Same writer, different article
https://www.afr.com/policy/health-and-education/the-educated-elite-is-destroying-america-20240611-p5jkxj
NYT link: https://www.nytimes.com/2024/06/06/opinion/elites-progressives-universities.html
Probably bordering more culture war here, but
https://www.afr.com/policy/health-and-education/the-educated-elite-is-destroying-america-20240611-p5jkxj
NYT link: https://www.nytimes.com/2024/06/06/opinion/elites-progressives-universities.html
Quote:To be progressive is to be against privilege. But today, progressives dominate elite institutions such as the exclusive universities, the big foundations and the top cultural institutions. American adults who identify as very progressive skew white, well-educated and urban, and hail from relatively advantaged backgrounds.
The virtuous
This is the contradiction of the educated class. Virtue is defined by being anti-elite. But today’s educated class constitutes the elite, or at least a big part of it. Many of the curiosities of our culture flow as highly educated people try to resolve the contradiction between their identity as an enemy of privilege and the fact that, at least educationally and culturally – and often economically – they are privileged.
Imagine you’re a social justice-oriented student or a radical sociologist, but you attend or work at a university with an $80 billion endowment, immense social power and the ability to reject about 95 per cent of the people who apply. For years or decades, you worked your tail off to get into the most exclusive eyries in American life, but now you’ve got to prove, to yourself and others, that you’re on the side of the oppressed.
Imagine you graduated from a prestigious liberal arts college with a degree in history, and you get a job as a teacher at an elite Manhattan private school. You’re a sincere progressive down to your bones. Unfortunately, your job is to take the children of rich financiers and polish them up so they can get into Stanford University. In other words, your literal job is to reinforce privilege.

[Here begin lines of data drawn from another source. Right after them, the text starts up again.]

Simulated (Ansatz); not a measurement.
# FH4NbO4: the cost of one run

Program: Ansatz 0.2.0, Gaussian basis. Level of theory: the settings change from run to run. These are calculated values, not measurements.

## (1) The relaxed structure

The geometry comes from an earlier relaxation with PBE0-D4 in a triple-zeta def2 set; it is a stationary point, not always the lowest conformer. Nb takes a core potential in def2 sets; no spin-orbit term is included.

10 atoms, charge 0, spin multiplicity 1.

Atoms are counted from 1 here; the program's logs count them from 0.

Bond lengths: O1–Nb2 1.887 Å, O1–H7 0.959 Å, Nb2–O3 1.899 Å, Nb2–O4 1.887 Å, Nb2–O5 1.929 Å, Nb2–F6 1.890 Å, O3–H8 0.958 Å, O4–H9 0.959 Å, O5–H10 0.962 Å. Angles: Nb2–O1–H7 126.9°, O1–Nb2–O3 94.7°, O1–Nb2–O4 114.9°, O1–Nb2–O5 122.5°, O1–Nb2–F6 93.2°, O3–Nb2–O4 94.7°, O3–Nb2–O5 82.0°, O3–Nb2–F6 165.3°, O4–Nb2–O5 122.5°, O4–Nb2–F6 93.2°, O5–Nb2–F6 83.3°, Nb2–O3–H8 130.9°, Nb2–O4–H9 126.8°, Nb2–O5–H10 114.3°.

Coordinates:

This sort of cognitive dissonance often has a radicalising effect. When your identity is based on siding with the marginalised, but you work at Horace Mann School or Princeton University, you have to work really hard to make yourself and others believe you are really progressive. You’re bound to drift further and further to the left to prove you are standing up to the man.
This, I think, explains the following phenomenon: Society pours hundreds of thousands of dollars into elite students, gives them the most prestigious launchpads fathomable, and they are often the ones talking most loudly about burning the system down.
This also explains, I think, the leftward drift of the haute bourgeoisie. As sociologist Musa al-Gharbi puts it in his forthcoming book, We Have Never Been Woke, “After 2011, there were dramatic changes in how highly educated white liberals answered questions related to race and ethnicity. These shifts were not matched among non-liberal or non-Democrat whites, nor among nonwhites of any political or ideological persuasion. By 2020, highly educated white liberals tended to provide more ‘woke’ responses to racial questions than the average black or Hispanic person.”
Joining the elite
Progressivism has practically become an entry ticket into the elite. A few years ago, a Yale University admissions officer wrote, “For those students who come to Yale, we expect them to be versed in issues of social justice.” Recently, Tufts University included an optional essay prompt that explicitly asked applicants what they were doing to advance social justice.
Over the years, the share of progressive students and professors has steadily risen, and the share of conservatives has approached zero. Progressives have created places where they never have to encounter beliefs other than their own. At Harvard, 82 per cent of progressives say that all or almost all of their close friends share their political beliefs.
Quote:Over the past few decades, elite universities have been churning out very smart graduates who are ready to use their minds and sensibilities to climb to the top of society and change the world. Unfortunately, the marketplace isn’t producing enough of the kinds of jobs these graduates think they deserve.
The elite college grads who go into finance, consulting and tech do smashingly well, but the grads who choose less commercial sectors often struggle. Social activists in Washington and other centres of influence have to cope with sky-high rents. Newspapers and other news websites are laying off journalists. Academics who had expected to hold a prestigious chair find themselves slaving away as adjunct professors.
In a series of essays culminating in his book End Times: Elites, Counter Elites and the Path of Political Disintegration, Peter Turchin argued that periods of elite overproduction lead to a rising tide of social decay, as alienated educated-class types wage ever more ferocious power struggles with other elites.
This phenomenon most likely contributed to surges in social protest during the late 1960s, the late 1980s and then around 2010. Research using Google Ngram shows that discourse mentioning “racism” spiked around each of these three periods.